Dog trainers often talk about ‘marking’ and ‘rewarding’ behaviour in dog training. ‘Mark and Reward’ is a system for training dogs without force.
It is especially useful for training puppies.
If you are familiar with clicker training, it is the principle behind ‘Click and Treat’. However, it is entirely possible to mark and reward your puppy without using a clicker.
Mark what your dog or puppy does
When a dog training exercise asks you to ‘mark’ your dog’s behaviour you should use an event marker to give or deliver a signal that identifies for the dog the action you want him to repeat.
Studies have shown that giving your puppy this information speeds up learning.

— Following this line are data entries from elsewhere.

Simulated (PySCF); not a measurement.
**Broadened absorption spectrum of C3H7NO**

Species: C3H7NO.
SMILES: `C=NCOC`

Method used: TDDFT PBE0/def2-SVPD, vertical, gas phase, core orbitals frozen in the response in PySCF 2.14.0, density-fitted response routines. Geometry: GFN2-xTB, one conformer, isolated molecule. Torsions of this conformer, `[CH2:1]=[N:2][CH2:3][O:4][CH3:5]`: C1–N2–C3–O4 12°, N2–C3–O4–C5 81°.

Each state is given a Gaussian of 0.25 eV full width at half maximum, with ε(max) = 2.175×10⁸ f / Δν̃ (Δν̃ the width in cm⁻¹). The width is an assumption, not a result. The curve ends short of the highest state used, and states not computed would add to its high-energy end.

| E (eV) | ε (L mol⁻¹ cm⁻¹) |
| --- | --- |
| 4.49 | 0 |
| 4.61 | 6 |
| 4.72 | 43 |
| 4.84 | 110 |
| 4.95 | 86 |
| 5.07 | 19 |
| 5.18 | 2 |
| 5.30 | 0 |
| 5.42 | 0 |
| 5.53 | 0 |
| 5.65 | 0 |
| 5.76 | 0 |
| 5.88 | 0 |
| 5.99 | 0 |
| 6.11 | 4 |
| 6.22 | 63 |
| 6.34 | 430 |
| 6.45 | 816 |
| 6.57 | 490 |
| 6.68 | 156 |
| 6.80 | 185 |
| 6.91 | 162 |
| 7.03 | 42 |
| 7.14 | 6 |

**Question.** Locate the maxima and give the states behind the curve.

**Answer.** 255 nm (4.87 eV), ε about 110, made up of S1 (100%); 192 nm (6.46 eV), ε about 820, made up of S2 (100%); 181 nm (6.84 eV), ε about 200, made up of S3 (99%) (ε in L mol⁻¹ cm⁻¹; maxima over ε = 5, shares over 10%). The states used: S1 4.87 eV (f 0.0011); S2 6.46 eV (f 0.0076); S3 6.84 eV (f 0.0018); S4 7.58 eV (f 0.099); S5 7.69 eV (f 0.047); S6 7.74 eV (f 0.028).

You can use all kinds of different signals to ‘mark’ behaviour, but unless your dog is deaf, an audible signal such as a click, or the word YES is best, simply because he doesn’t have to be looking at you in order to receive the information you want him to have.
Reward your dog or puppy quickly
In dog training, an event mark is always followed by some kind of reward. When an exercise asks you to ‘reward’ your dog, you should provide the dog with reinforcement for his behaviour.
This could be a food reward, a toy, or access to a desirable location such as release from a crate, or being let out into the garden.
If your dog loves to be petted, it could also be praise or attention.
What matters is that you provide an experience that is valuable to the dog.
Timing in dog training
Timing in dog training is important. ‘Mark’ and ‘Reward’ come as a pair.
Just as in clicker training, the mark (which could be a click) must be followed by the reward (which could be a treat). Immediately if possible.
Because regular training in this way builds up a powerful association for the puppy, between your marker and pleasure, it is acceptable to leave a small gap (no more than a few seconds) between the mark and the reward.
In fact, this is one of the great benefits of clicker training.
Once the association is well established, the marker provides the equivalent level of pleasure to the dog, that the reward itself provides and enables us to reinforce behaviours even when we cannot reach the dog at the opportune moment.
So long as the reward is not delayed for too long, this useful bridging effect allows the marker to extend the gap between behaviour and reinforcement on a regular basis.
It is also possible on occasion to omit the reward entirely.
Like most rules, the rule that says the mark must always be followed by a reward can be broken from time to time if absolutely necessary.
However, this is a decision for a skilled trainer to make.
If you are new to training with positive reinforcement, and especially with puppies, I suggest you always follow your event marker with a reward, and strive to keep the gap between mark and reward to a minimum.